"Never play anything the same way twice," said that great trumpeter Louis Armstrong, but tennis players don't care much for jazz. They're mostly classicists who stand at the baseline and play the same tune. Brilliant repetition is their business, but Mischa Zverev showed us on a stylish Sunday afternoon that there is still place in this game for improvisation.
Zverev disrupted Andy Murray's present by honouring tennis' past. In Rod Laver Arena, in front of 15,000 people, on a court named for a man gifted in net play, he revived an old art form by playing serve and volley all match. In a tournament crammed with oddities, Zverev had created another one: Alphabetically the last player in the draw had knocked out the player who is numerically the first in the world.
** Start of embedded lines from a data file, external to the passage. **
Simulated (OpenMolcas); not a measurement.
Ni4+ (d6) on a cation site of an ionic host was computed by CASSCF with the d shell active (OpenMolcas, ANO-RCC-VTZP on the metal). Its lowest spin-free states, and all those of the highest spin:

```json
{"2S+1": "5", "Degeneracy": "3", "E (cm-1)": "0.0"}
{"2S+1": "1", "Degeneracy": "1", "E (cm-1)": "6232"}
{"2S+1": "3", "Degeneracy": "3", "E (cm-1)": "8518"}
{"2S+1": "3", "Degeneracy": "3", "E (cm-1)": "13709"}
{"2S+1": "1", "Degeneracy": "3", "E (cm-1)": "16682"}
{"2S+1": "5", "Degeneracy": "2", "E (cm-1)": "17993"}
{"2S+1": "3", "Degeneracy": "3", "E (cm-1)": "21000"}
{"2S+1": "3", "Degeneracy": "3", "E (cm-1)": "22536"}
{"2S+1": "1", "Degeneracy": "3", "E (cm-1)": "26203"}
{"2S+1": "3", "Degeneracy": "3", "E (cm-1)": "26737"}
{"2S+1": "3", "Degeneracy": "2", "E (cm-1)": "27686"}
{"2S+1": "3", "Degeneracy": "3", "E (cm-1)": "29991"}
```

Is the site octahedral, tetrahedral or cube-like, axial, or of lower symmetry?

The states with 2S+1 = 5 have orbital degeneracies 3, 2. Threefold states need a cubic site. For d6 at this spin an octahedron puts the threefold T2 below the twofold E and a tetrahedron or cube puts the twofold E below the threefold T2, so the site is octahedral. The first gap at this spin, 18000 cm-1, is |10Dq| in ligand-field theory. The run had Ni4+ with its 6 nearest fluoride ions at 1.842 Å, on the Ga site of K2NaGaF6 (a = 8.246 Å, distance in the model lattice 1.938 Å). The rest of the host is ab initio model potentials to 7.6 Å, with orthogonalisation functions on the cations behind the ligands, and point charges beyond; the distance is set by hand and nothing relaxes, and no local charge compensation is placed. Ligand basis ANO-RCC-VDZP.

In a lateral game, Zverev chooses to move forward; in a low-risk sport, he walks a high wire. He turns tennis thinking upside down with his style and yet did it so well that he turned a champion inside out. People use serve and volley as a surprise tactic, but he is surprisingly watchable because he has made it his entire strategy.
The Scot played three serve and volley points all match and won two; the German did it 119 times and won 70 of those points. In his previous match, the third round, he served and volleyed 59 times. Of his first two contests there is no record of this statistic at all: Since Zverev, world No. 50, is a lower-ranked player, dismissed to the outer fringes of this complex - his first two rounds were on courts 14 and 8 - there was no one to keep extensive statistics on him. Perhaps he was simply not expected to come so far.
Now everyone has taken note. For this was an old-fashioned day of old-fashioned shots which must have particularly stirred men with greying hair. John McEnroe must have smiled at that swinging lefty serve, Pat Cash at the stretched volleys, Ken Rosewall at the sliced backhands, Boris Becker at the chipped and charged second serves. All together, on a summer's day, it was too much heat for Murray.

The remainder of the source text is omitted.